CySEC shines light on European retail investors’ habits
The Cyprus Securities and Exchange Commission (CySEC) has released retail investment behaviour research showing what it views as a concerning rise in unregulated, volatile investment products.
CySEC surveyed 200 European retail investors aged between 18 and 55 who directly traded in securities or derivatives at least once in November 2022.
Almost a quarter of surveyed investors reported taking more risk than they can afford, and many regret their past financial investments. This was particularly true for French traders, with 32% saying they could not afford to lose their investment. German and Cypriot investors appear to be the most cautious, with 24% and 18%, respectively, agreeing they had invested more than they could afford to lose.
The research also showed that too few spend enough time researching the products they plan to invest in or the firm selling them, raising concerns that investors did not understand the relevant risks. Of the retail crowd, a quarter revealed that they spent 6-7 days researching a particular product, 7% said they did less than 30 minutes due diligence or none at all before committing their money to a product.
Meanwhile, only 30% of all respondents looked up their broker on the website of the country’s regulator to check it was licensed. While 15% didn’t do any checks at all, more than half (51%) said they looked at company reviews or the firm’s own website.
The research also confirmed the prominence of digital and social channels as sources of information for investors, with a quarter (22%) of investors making investment decisions based on digital promotions or celebrity endorsements. Only one in three investors (31%) sought advice from an authorised financial advisor, and 6% said they bought a product because they felt pressured by a peer group.
A spokesperson for CySEC said: “Social media now has a direct influence on investment decisions, but not all the information can be trusted. Too many investors including young people are taking real risks with their money because they are taking advice and recommendations from unreliable sources, ranging from family members and friends to celebrity endorsements on social media platforms, without properly checking out the entity they’re buying from. “
Cypriot regulators launched last year a campaign to educate its citizens on the potential risks involved when it comes to online trading. The watchdog advised retail traders to be cautious when engaging so-called “finfluencers” and conduct serious due diligence on any prospective partners.

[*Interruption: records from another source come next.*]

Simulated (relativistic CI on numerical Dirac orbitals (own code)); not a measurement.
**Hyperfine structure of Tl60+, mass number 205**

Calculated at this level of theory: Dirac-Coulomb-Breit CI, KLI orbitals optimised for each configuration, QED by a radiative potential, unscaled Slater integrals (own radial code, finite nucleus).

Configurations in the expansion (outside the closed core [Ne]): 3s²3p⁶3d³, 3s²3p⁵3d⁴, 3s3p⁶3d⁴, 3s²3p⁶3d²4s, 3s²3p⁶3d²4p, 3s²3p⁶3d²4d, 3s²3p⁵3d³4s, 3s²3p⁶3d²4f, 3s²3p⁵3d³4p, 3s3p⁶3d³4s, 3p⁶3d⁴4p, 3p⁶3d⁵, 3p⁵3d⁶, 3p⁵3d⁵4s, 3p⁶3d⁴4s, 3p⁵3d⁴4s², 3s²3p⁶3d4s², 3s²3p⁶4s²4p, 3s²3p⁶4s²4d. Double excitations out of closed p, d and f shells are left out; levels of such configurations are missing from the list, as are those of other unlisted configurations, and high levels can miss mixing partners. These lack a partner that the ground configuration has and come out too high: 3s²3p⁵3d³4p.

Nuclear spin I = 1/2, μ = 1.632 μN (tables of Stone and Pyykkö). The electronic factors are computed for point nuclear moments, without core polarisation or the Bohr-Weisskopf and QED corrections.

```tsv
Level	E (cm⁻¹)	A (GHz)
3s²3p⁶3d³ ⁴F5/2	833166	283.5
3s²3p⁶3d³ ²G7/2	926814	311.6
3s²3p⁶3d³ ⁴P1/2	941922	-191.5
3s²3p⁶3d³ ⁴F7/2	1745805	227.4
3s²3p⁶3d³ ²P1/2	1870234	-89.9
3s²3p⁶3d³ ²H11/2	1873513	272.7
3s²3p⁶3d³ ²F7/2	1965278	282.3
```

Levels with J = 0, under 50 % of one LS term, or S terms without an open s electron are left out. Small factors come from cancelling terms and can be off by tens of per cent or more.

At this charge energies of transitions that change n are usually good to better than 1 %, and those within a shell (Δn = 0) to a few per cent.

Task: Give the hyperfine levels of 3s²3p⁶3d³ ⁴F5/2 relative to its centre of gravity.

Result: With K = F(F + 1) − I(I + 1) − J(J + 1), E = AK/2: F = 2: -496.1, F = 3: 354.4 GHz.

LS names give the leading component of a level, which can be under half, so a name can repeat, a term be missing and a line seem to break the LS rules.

CySEC says those promoters must be licensed to give financial advice or are authorised representatives of advisers. The same rules apply to influencers who earn affiliate commissions for referring their pages’ followers to online brokers, which also requires a licence to give such advice.
The regulator added that investment recommendations had to be produced in an objective and transparent way, so that investors could distinguish fact from opinions.